The Academy for Southeast Asian Filmmakers (ASAF) is designed to offer young people in the region high-level strategic training in storytelling through film. As part of a three-day course, participants will get the chance to develop their filmmaking skills while working on a live brief for Chevrolet.
Mofilm arrived in Southeast Asia at the end of last year at a launch event at General Motors’ HQ in Singapore. Founded in 2007, the platform allows brands to post marketing briefs and filmmaking contests online, which Mofilm distributes to its pool of filmmakers around the world. The company claims to be the first platform of its kind to have crowdsourced TV ads appear during the Super Bowl and the Oscars.

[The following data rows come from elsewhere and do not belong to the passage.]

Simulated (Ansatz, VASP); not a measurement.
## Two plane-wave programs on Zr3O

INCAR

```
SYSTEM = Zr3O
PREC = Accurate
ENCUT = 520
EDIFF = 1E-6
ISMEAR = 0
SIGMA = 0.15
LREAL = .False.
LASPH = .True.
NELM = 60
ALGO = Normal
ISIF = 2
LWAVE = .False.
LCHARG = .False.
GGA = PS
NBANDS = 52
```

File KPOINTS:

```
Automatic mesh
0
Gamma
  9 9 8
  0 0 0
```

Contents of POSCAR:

Chevrolet’s relationship with Mofilm goes back five years. In March of last year “Speed Chaser”, a film submitted by a South Korean independent filmmaker, aired during the Oscars broadcast.
Speaking to Campaign Asia-Pacific at the Mofilm Singapore launch last year, Mark Harland, director of marketing at General Motors International, said that film crowdsourcing offers the brand some fresh marketing solutions.
“I don’t think this will replace the traditional advertising agency model, but to me this adds something extra," he said. "It adds some colour and gives us more content. It doesn’t replace an ad agency.”
The new ASAF will be created and delivered by professionals with experience in the Southeast Asian filmmaking industry, at sessions in Bangkok and Jakarta during May 2015. The free course will cover aspects of filmmaker theory and practice, with a focus on developing storytelling skills.